Friday, March 29, 2013

Girls and New Girls

In the throes of funemployment, I've been binge-watching TV.

FYI, in case you missed it, binge-watching is the way we watch TV now. We download seasons, we watch 'em on Netflix, we buy them on DVD, and then we sit down and watch seven seasons of The West Wing in a row. This isn't really as crazy as it sounds, unless you're watching network dramas, since a season of HBO sitcom clocks in at about ten hours and a full season of a network sitcom costs you about eight; pay-cable seasons of dramas usually run about ten to fifteen hours. Even if you're being judicious and only watching an hour a day - peanuts, I tell you! - you can burn through a quality season in less than a week.

I did this a few months ago with How I Met Your Mother, which, even under the febrile influence of influenza, turned out to be a mistake. Recently, I've been working through HBO's Girls and network sitcom New Girl, both of which reside in a pop-culture place where your friends might watch it, and they might talk about it at parties, but it's not something that your mom will tune in for. Girls has the advantage here - consistently buzzy, the show is HBO (instant cachet), with controversial storylines crafted by high-profile writing ingenues. But I'm going to make the case for New Girls being the stronger of the two shows, even as they cover similar ground.

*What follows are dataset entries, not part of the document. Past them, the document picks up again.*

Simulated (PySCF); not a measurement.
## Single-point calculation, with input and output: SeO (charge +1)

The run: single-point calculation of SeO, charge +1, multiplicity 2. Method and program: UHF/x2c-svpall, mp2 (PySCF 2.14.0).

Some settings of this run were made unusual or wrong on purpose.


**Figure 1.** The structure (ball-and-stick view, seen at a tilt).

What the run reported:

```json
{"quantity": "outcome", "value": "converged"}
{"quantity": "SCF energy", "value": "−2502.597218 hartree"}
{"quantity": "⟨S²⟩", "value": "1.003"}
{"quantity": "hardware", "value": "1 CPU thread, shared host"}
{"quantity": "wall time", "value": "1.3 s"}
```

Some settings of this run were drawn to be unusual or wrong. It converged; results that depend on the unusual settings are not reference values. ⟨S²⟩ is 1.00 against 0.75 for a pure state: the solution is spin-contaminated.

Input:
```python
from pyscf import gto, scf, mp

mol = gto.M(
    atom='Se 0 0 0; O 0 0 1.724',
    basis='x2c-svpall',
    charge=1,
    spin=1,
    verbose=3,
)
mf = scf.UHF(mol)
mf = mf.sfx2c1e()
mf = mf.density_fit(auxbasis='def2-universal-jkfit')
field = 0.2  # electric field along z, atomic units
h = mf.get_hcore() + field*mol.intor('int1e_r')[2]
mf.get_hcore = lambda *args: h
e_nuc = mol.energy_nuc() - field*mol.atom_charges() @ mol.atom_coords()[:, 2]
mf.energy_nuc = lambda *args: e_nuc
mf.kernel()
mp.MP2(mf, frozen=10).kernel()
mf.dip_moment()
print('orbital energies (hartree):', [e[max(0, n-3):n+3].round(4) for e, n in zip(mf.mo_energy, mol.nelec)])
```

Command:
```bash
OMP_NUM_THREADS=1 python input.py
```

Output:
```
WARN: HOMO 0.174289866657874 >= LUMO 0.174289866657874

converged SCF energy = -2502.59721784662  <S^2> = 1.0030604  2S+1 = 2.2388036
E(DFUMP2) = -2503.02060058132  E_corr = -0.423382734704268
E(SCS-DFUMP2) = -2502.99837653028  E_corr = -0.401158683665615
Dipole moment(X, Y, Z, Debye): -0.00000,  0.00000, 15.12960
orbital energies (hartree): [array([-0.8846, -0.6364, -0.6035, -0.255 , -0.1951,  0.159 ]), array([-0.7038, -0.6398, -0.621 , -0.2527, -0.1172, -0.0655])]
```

At the beginning of season two, New Girl shifted into hashtag-OWS territory: Jess lost her job due to downsizing, and her only professional options seemed to be humiliating gigs at places like the amazingly-named Casserole Shanty. Jess (Zooey Deschanel) was the series's initial draw - a genuine movie star, slumming for network TV! - but the show has always been best as an ensemble. Max Greenfield's Schmidt was last season's breakout star, but New Girl has resisted the urge to Fonzie-ize him; instead, the four roommates have found a lovely balance. I especially love that the criminally underutilized Winston has become the show's arched eyebrow of grounded real-talk in the face of Nick's "get off my lawn" crankiness, Schmidt's cartoonish douchery, and Jess's big-eyed Bambi act.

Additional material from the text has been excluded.